From the In Memoriam column of the March 2011 issue of Perspectives on History
James Olson, March 2011
Historian of American politics in the 20th century
David Burner, professor emeritus of history at the State University of New York at Stony Brook and founder of the Brandywine Press, died suddenly on September 20, 2010, at his home in Winter Harbor, Maine. He was born in Cornwall, New York, in 1937 and graduated from Hamilton College in 1958. A student of Richard Hofstadter and William Leuchtenburg, Burner received his PhD from Columbia University in 1965. He taught at Hunter College, Colby College, and Oakland University before joining the Stony Brook faculty. His first monograph—The Politics of Provincialism: The Democratic Party in Transition, 1918–32 (Knopf, 1968)—enjoyed a warm reception in the scholarly community. Burner portrayed the turbulent era as a time when the Democratic Party struggled to find equilibrium between the competing demands of its increasingly ethnic northern, urban wing and its lily-white southern constituency, where little common ground existed for compromise on nativism, immigration reform, prohibition, and evolution. One reviewer hailed the book as “carefully organized, well written, and exhaustively documented . . . a sensible study that should remain a useful account of a trying period in Democratic Party history.”

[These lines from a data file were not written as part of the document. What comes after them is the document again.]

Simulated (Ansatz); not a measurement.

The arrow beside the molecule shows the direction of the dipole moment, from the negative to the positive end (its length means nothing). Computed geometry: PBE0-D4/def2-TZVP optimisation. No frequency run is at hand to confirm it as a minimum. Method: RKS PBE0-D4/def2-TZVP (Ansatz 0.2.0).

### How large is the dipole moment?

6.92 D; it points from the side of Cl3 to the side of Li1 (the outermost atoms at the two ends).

In the 1970s, with the assistance of a Guggenheim Fellowship, Burner shifted his scholarly focus to the other side of American politics. His biography Herbert Hoover: A Public Life (Knopf, 1979) became the most important contribution to the rehabilitation of the former president’s reputation. Contrary to the scholarly consensus, which for decades had viewed Hoover as a failure responsible for the untold suffering of the Great Depression, Burner viewed him as a more activist president than his GOP predecessors during the 1920s and anything but a laissez-faire purist. “By categorizing the needed reforms Hoover initiated prior to the crash,” one reviewer wrote, “Burner concludes that his presidency attempted to create great cooperative units that would receive energies from the bottom up and their efficiencies from the top downward. While he argues that Hoover’s system did not work, Burner describes Hoover as a strong president and suggests that his tenure be viewed as part of a larger effort dating back to his commerce years . . . an effort . . . distantly related to a later (post New Deal) joining of technical proficiency to a diffusion of power.”
In 1997 the Princeton University Press published his Making Peace with the Sixties, a re-examination of the tumultuous decade. One reviewer wrote, “For Burner, the history of the 1960s is the history of the breaking apart of the liberal mentality, particularly with reference to the two intersecting mass actions of the decade, the civil rights and anti-war movements.” To understand that breakup, Burner “examines forces of the era that might have been allies but succeeded in becoming enemies: a civil rights movement that severed into integrationist and black-separatist; a social left and a mainline liberalism that lost a common vocabulary even for arguing with each other; an anti-war activism that divided between advocates of peace and advocates of totalitarian Hanoi.”
Burner also composed a small library of textbooks, anthologies, and documents collections, and his John F. Kennedy and a New Generation remains a popular title in the Library of American Biography series. Ever the historian, he was completing a book about the American wars in Iraq and Afghanistan and on the day of his death invested several hours in the project.
But the books do not really capture his life. He loved good food, good wine, the Democratic Party, and his lovely wife Sandy and two children—Eric and Diane. For decades, Dave and Sandy enjoyed bringing friends and former students to their summer home in Maine, where Sandy served the most elegant French cuisine and Dave sallied forth on the politics of the day.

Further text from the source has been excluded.